The Securities and Exchange Commission today charged three individuals and their three affiliated firms with running a Ponzi-like scheme that raised more than $1.7 billion selling securities issued by New York-based registered investment advisor GPB Capital. The SEC also charged GPB Capital with violating whistleblower protection laws.
David Gentile, owner and CEO of GPB Capital, and Jeffry Schneider, owner of GPB Capital’s placement agent Ascendant Capital, are accused of defrauding and lying “to investors about the source of money used to make 8% annualized distribution payments to investors,” the SEC said.
GPB Capital describes itself as a New York-based alternative asset management firm that acts as a general partner and fund manager for limited partnership funds. Since its founding in 2013, it has raised money for at least five limited partnership funds from approximately 17,000 retail investors nationwide, approximately 4,000 of whom are seniors, the SEC said.
To existing and prospective investors in the limited partnership funds, GPB Capital projected an aura of success, touting consistent 8% annualized distribution payments to investors, as well as periodic “special distributions” ranging from 0.5% to 3%, the SEC said.
“As alleged in our complaint, the defendants told investors that they would be paid distributions from profits of the portfolio companies when, in reality, many of the payments were being made from the investors’ own funds,” said Richard Best, director of the SEC’s New York Regional Office, in a statement. “This action shows our continued pursuit of those who deceive investors and conceal their misconduct to reap profits for themselves.”
The agency said that almost all of the $1.7 billion the firms raised is still at risk: In 2018, GPB Capital suspended all redemptions and distributions and, according to a recent regulatory filing, GPB Capital’s assets are far below its obligations to the investors, the SEC said.
The defendants, along with Ascendant Alternative Strategies, which marketed the securities, told investors that their investment payments were paid exclusively with monies generated by GPB Capital’s portfolio, but instead, the SEC claims, investor money was used to pay portions of the annualized 8% distribution payments.

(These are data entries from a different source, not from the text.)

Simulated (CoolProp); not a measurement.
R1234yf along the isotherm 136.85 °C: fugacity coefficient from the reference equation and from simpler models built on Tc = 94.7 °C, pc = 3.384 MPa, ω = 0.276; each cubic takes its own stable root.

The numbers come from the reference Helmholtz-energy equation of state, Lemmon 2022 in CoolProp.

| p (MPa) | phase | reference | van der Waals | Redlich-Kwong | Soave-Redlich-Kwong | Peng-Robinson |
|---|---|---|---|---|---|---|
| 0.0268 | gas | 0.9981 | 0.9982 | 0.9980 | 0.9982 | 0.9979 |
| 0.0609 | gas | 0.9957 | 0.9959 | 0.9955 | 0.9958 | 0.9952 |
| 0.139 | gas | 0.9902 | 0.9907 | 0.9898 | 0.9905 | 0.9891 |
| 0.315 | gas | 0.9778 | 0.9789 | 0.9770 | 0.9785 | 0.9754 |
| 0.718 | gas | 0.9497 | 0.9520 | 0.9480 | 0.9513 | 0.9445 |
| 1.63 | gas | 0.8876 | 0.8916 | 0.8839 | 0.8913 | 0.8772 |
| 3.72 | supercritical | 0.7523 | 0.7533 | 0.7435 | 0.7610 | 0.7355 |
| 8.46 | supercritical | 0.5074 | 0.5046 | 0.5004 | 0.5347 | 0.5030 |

GPB Capital and Gentile, with assistance from Jeffrey Lash, a former managing partner at GPB Capital, were also accused of manipulating the financial statements of certain limited partnership funds managed by GPB Capital to give the appearance the funds were closer to generating sufficient income to cover the distribution payments than they actually were.
The SEC also claims GPB Capital and Ascendant Capital misled investors about millions of dollars in fees and other compensation received by Gentile and Schneider.
“The fraudulent scheme continued for more than four years, in part because GPB Capital kept investors in the dark about the limited partnership funds’ true financial condition, failing to deliver audited financial statements and register two of its funds with the SEC,” the agency said.